Elizabeth Bennet never ceased to paint a smile on my face with her colourful observations. 

The more I read the more I understand that people will never make me feel the way ink on paper did. The intimacy of reading the thoughts and the craft of a completely different person, delivering it through a figment of their imagination. I felt complete, understood, and for the longest time I thought that's all I wanted, for people to understand me. But I soon realised, I didn't want people to understand me. I wanted to understand myself. I much preferred the feeling of reading such a perfectly written character whom I resonated with than interacting with people who drained the very life put of me. I don't think I want anyone to have the privilege of truly knowing me-

They don't deserve to.

From Hermione Granger to Elizabeth Bennet and Jo March, they felt more real to me than most humans. Hating Mr.Darcy then falling for him with Elizabeth, growing with them as they realised their faults, changing for the better, for each other. Hermione's wit and cleverness paving the way for her greatness along with her bravery and courage. Full of spirit and vibrancy, it was in Jo March and her passion for writing that I felt a soulbinding connection. 

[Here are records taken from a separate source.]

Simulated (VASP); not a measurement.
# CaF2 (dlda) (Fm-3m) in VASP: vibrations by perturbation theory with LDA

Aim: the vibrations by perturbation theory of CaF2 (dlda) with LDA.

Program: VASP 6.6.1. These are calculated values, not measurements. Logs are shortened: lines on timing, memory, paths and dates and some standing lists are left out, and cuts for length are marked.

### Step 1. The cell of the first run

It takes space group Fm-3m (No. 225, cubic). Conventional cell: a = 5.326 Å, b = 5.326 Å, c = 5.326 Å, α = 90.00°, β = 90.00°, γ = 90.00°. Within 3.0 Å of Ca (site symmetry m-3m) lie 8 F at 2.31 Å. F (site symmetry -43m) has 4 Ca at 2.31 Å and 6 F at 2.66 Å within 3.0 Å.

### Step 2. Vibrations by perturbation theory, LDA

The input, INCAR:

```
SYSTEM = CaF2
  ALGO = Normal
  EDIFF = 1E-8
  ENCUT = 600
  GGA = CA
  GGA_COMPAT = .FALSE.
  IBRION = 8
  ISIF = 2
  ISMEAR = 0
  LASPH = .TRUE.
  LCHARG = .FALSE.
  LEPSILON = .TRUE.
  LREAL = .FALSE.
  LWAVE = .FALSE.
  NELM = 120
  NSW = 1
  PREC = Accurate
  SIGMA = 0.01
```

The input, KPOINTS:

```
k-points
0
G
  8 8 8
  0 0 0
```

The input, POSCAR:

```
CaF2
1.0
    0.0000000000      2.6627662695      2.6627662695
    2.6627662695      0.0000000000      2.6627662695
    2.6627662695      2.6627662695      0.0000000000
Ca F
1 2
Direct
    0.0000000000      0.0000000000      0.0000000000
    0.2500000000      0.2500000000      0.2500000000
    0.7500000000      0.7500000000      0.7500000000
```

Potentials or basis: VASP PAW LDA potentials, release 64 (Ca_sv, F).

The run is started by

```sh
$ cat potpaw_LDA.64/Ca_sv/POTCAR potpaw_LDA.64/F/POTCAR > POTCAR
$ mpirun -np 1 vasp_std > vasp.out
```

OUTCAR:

I wanted more. I yearned for it. Every inch of me longed for something. Something far from here, perhaps unattainable... and thus, dissatisfaction tainted my lens.

Books were the armour I used to protect myself from those who "look like the innocent flower,/But be the serpent under't". They were the only things that I could trust to stay constant in my life, to not leave or betray.

Maybe that was pathetic but I didn't care.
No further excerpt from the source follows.